My questions are to the Minister for Water and the River Murray regarding recent storms and flooding events. Firstly, given agencies under his control are responsible for the management of assets, including the Barcoo outlet and Sturt River flood control dam and releases from reservoirs, will he table the protocols they used to determine when to release floodwaters? Secondly, has he received a full report from SA Water yet, including whether there is any liability on his agencies for stormwater flood damage? And, thirdly, has he received any advice as to whether there are pollutants which have flowed during storm events which pose a risk to human health?

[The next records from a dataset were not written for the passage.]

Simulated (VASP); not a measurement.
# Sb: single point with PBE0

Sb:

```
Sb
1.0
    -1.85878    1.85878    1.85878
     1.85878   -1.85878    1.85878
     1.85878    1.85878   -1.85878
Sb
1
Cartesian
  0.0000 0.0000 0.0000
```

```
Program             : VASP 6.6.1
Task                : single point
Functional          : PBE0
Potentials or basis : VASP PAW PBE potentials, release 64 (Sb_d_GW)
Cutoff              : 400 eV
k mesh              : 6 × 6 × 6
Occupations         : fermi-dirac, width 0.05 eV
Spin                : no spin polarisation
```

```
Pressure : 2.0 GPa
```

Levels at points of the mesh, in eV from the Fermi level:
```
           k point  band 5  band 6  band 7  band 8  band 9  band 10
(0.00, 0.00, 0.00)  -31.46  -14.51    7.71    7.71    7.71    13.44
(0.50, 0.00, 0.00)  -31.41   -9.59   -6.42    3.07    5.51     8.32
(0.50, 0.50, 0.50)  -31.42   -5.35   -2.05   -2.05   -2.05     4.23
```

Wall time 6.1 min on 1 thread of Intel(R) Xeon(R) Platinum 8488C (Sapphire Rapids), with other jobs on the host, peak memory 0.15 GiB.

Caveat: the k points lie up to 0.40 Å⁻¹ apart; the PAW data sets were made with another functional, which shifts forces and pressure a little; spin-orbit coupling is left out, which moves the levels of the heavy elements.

The Hon. I.K. HUNTER (Minister for Sustainability, Environment and Conservation, Minister for Water and the River Murray, Minister for Climate Change) ( 14:44 ): I thank the honourable member for her most important questions. In terms of stormwater events, I am advised that, of course, SA Water does have very significant and quite complex protocols in place in terms of managing rainfall events, managing the dams and managing that the level of those dams are kept, and, of course, how much water is pumped out of the River Murray to prepare for summer.
Those protocols are indeed complex, but I will certainly ask SA Water if they have something they can provide me that I can provide to the honourable member to explain them to her. If she wants a further briefing with the technical experts, that can be arranged as well. I have, of course, asked SA Water, and it is not unusual for it to talk to me about its review of that process. It undertakes regular reviews after any major rainfall event to see how the protocols stood up and certainly how the assets stood up, and I am still awaiting that response.
In terms of this recent event, it is important to put a few things on the record. I only have to remind people in this place that they were asking questions just a few short weeks ago about the early opening allocation for irrigators in the River Murray, in April this year, of about 36 per cent—36 per cent. Why was that? Why was that early opening allocation at 36 per cent? Because it was an incredibly dry year.
We received more water into our reservoir catchments this July than we received in the whole 12 months prior. The whole 12 months prior to July we received slightly less water than we actually got in July of this year. So, when you have very large events like this, of course they test your systems, but let's remember that back at the beginning of this year we were looking at a dry rainfall year.
The Hon. D.W. Ridgway: That's not what the weather bureau said.
The Hon. I.K. HUNTER: It is what was present at April—you all knew, and you were asking questions about the 36 per cent allocation on what the water resource was like. It is important that we have this context, because all of you over there are posturing, 'Well, we should have known about this six months ago; we should have known about this eight months ago.'
The member for Chaffey was predicting there was going to be massive rainfall events. In fact, the member for Chaffey was coming into my office asking me to turn on the desal plant so Adelaide water customers would pay more for their water so these jokers over here could get away with offering free water to the irrigators. That was their water plan—that was their water plan: turn on the desal plant and charge customers more.
They don't care about the cost of living pressures on the ordinary person in Adelaide—they don't care at all. All they want to do is turn on the desal plant, drive up the cost to SA Water customers, and that is the Liberal plan for SA Water and Adelaide. Contrast that to what we have done in government by instituting regulation of SA Water and driving down the cost of water bills, on average.
Over the last two regulatory periods we have driven down costs by over $130 on the average water bill. The Liberals' plan, conversely, is to drive up bills by turning on the desal plant. They pretend the desal plant isn't already operating. They are still out there telling people it has been mothballed. Of course, the desal plant has been producing water at a minimum level ever since it was turned on and commissioned, except for those minor outages we have every winter when we flush out the membranes.
All I can say is this: the Liberals have absolutely no plan for water in South Australia. When they were in government they slashed everything they could, they privatised everything they could, and that is their only plan for the future.
The Hon. J.M.A. LENSINK ( 14:48 ): By way of supplementary question arising from that very defensive answer from the minister, will he provide the advice that SA Water had from the Bureau of Meteorology for the first half of this calendar year?
The Hon. I.K. HUNTER (Minister for Sustainability, Environment and Conservation, Minister for Water and the River Murray, Minister for Climate Change) ( 14:48 ): I am sure the Bureau of Meteorology put that up on its website, and the honourable member can look that up for herself.
The PRESIDENT: Order! The Hon. Mr Wade has the floor.